Opening Day: 8 January 2009

Synopsis:

"The Women" tells the story of Mary Haines (Meg Ryan), a clothing designer who seems to have it all – a beautiful country home, a rich financier husband, an adorable 11-year-old daughter and a part-time career creating designs for her father's venerable clothing company. Her best friend, Sylvie Fowler (Annette Bening), leads another enviable life – a happily single editor of a prominent fashion magazine, a possessor of a huge closet of designer clothes and a revered arbiter of taste and style poised on New York's cutting edge. But when Mary's husband enters into an affair with Crystal Allen (Eva Mendes), a sultry 'spritzer girl' lurking behind the Saks Fifth Avenue perfume counter, all hell breaks loose. Mary and Sylvie's relationship is tested to the breaking point while their tight-knit circle of friends, including mega-mommy Edie Cohen (Debra Messing) and author Alex Fisher (Jada Pinkett-Smith), all start to question their own friendships and romantic relationships as well.

Movie Review:


The Women was a 1939 George Cukor classic acclaimed as sharp social commentary about the pampered lives of various Manhattan socialites. But to appreciate this contemporary version set similarly in New York, it’s best to set aside any expectations you may have from the original.

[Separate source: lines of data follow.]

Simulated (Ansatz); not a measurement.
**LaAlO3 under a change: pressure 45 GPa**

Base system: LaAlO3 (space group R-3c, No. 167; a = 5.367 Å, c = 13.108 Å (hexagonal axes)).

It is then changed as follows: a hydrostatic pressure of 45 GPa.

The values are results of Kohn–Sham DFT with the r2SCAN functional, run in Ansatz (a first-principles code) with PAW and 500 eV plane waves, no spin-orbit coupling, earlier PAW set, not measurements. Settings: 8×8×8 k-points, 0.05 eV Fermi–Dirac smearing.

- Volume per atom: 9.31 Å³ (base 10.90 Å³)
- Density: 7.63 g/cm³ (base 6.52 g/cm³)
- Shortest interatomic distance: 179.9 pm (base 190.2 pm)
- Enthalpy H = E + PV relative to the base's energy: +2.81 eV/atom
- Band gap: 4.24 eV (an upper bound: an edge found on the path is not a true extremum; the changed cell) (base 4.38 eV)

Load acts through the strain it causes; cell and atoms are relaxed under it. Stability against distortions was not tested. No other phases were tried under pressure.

Instead, this update by the creator of the Emmy-award winning series Murphy Brown is clearly more heavily influenced by a certain successful TV series (and most recently movie spinoff) about the lives and loves of a particular group of friends. It’s not hard to draw such comparisons- four being the magic number here as well. Yes, I’m referring to Sex and the City- but with less comedy and more drama.

The Carrie Bradshaw of this story is a particular Mary Haines (Meg Ryan) who appears to be living a perfect life- a beautiful country home, a wealthy financier husband and a cute 11-year old daughter- until she finds out that her husband has been cheating on her with a salesgirl that sells perfume at Saks Fifth Avenue (the “spritzer girl” as what the adulterer is commonly referred as).

And just as best friends are supposed to, the rest of the quartet waste no time in rallying around Mary. There’s Sylvie Fowler (Annette Bening), an editor of a prominent women’s (what else?) fashion magazine; Edie Cohen (Debra Messing), a mother of four who’s on her way to having her fifth; and Alex Fisher (Jada Pinkett Smith), a lesbian author still searching for Miss Right.

Mary’s trio of friends will even confront “Spritzer Girl” Crystal Allen (Eva Mendes doing her sultry best) in an attempt to help Mary save her marriage. Not so however Mary’s unfaithful husband who never makes an appearance in the movie. In keeping with the spirit of the original, writer-director Diane English keeps her cast all-female so the males in the story are only joked about or sniped at, but never seen around. Like its tagline suggests, it’s all about the women.

Well, actually not really. It’s more about just two women, Mary and Sylvie. The rest of the women are ostensibly sideshows to make up the numbers, and that includes Edie and Alex. Sadly, Diane English plays safe by creating two wholly familiar characters in Mary and Sylvie- Mary learns from her husband’s betrayal to start asking herself what exactly it is she wants for herself in her life and Sylvie the status-hungry career woman discovers how to stop making compromises she will regret later on just to get ahead in her career.

Indeed, unlike its much bolder predecessor, the women here are caricatures which function as poor fodder for the film’s observation of class struggle among the rich New York socialite women and the lower divisions (as exemplified by “Spritzer Girl”). Not that the star studded cast do not try. Meg Ryan and Annette Bening are fine actresses and they bring much panache to the flagging material. Unfortunately, they are let down by the story’s many contrivances.

Pity then that what could be a sharp contemporary update on a groundbreaking classic of its time ends up being just tame. It is also paler as a Sex and the City peer because what it possesses in sleekness, it lacks in wit and empathy for its characters. The disappointment is even greater; knowing that rarely has such an A-list cast has been wasted on such an ineffectual cause.

Movie Rating:



(It’s not about The Women...It’s really much ado about nothing)

Review by Gabriel Chong

YOU MIGHT ALSO LIKE:

. Sex And The City (2008)


. Friends With Money (2006)

. Trust The Man (2005)

. Jane Austen Book Club DVD (2007)


. In The Land Of Women DVD (2007)


. Baby Mama DVD (2008)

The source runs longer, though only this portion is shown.